Legislation that would empower the city Retirement Board and Board of Public Safety to revoke the pensions of city employees for dishonorable service that sailed through the council on first passage has sparked a firestorm that could derail the bill or postpone action.

The measure introduced by Ward 4 Councilman Joseph Solomon is based on provisions used in Providence and was slated to come before the City Council for second passage last night. But last week Al Gemma, who introduced the existing regulations to revoke the pensions of those who served as city employees or officials when he was a council member in 1995, mounted a campaign to stop Solomon’s amendment that he claims would strip the rights of those accused of dishonorable service. The measure has also raised concerns with City Personnel Director Oscar Shelton who said, “I think the attempt is OK, but I’m not sure the methodology is as clear as it should be.” He said the due process afforded by the legislation is “not clear” and that “standards are vague.” He believes the measure wouldn’t stand up to a court challenge.

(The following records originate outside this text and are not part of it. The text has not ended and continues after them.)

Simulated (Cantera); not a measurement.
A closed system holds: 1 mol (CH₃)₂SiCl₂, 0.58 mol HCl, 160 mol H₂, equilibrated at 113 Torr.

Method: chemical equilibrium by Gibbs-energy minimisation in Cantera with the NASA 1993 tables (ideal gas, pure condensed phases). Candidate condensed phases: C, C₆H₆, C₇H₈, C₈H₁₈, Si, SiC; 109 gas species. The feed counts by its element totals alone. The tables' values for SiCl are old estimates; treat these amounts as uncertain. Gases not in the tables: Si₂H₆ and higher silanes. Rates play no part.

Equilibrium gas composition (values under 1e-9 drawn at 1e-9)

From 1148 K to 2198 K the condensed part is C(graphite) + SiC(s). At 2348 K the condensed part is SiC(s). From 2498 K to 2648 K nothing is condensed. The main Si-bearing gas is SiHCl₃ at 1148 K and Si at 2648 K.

Shelton also fears the provision would be used indiscriminately by management to punish employees and officials without due process of the law.

That’s not the way Solomon sees it.

“I feel it is a good thing,” he said. “It is not going to harm anyone unless they have caused harm…I don’t think anyone has to worry about a thing unless they did something wrong.”

Solomon sees his provision, which is modeled after Providence, tweaks the existing law. He says, as it now stands, an employee or city official charged with a crime, but is able to get charges dropped as part of plea bargain would be able to keep their pension. They could also lose their pension based on a preponderance of evidence even should they not face criminal charges and in instances where they defrauded the city, the city would have the right to recover its losses by attaching pension payments made by the employee or official.

He said his intent is to “close the gate” before the horse leaves the yard.

“Anyone who acts in a dishonorable way should not get their pension,” said Solomon.

Jean Bouchard, president of Local 1651 of Council 94, AFSCME, that represents city workers is opposed to the ordinance. She is hopeful the council will delay second passage to further discuss the measure.

“They aren’t attorneys,” she said of the Retirement Board, “and they would be finding a person guilty without going through the system.”

“This is judge, jury and executioner,” Gemma says of Solomon’s amendment. He cites those provisions that say appeals shall be decided by the Superior Court without a jury and that the court “shall not substitute its judgment for that of the board as to the weight of evidence on questions of fact.”

Further, he said, those accused of dishonorable service and loss of their pensions only have 20 days to appeal. He called the right of have a trial by a jury of peers a basic American right.

“We’re talking about someone’s life, not a hamburger,” he said.

Gemma can’t imagine how the ordinance gained first passage.

“He [Solomon] either drugged the council or they don’t know what they’re doing. This is about protecting the innocent.”

The existing two-page law defines crime as it relates to public employment and then outlines a procedure to be followed by the Retirement Board in the case of municipal employees and the Board of Public Safety for police and fire. That process starts with a hearing and, should the city pursue action, requires it to initiate civil action in the Superior Court for the revocation or reduction of a retirement allowance, annuity or other benefit. The action, therefore, is left to the court.

Since being enacted, the law has not been used. While employees have been dismissed for dishonorable service, the pension provision only applies once they are vested for a pension at ten years.

In Solomon’s bill, the city revokes the benefits and the court is the avenue for appeal. As defined in the law, the court has the power to affirm the city’s decision, remand the case for further proceedings or reverse the decision “if the substantial rights of the employee have been prejudiced.”

Solomon said the measure “improves” what Gemma introduced 16 years ago and that there is nothing personal about his action.

“If it ain’t broke don’t fix it,” answers Gemma.

In a memo addressed to members of the City Council, Shelton writes, “Taking the adjudication out of the hands of the courts and placing it with the Retirement Board without clear and specific guidance provided for by Ordinance, runs the risk of having decisions to revoke or reduce pensions overturned by the Courts. In my opinion, without such guidance, the Retirement Board does not have the expertise necessary to evaluate evidence or to analyze and weigh witness testimony, or to provide adequate due process under this proposed legislation.”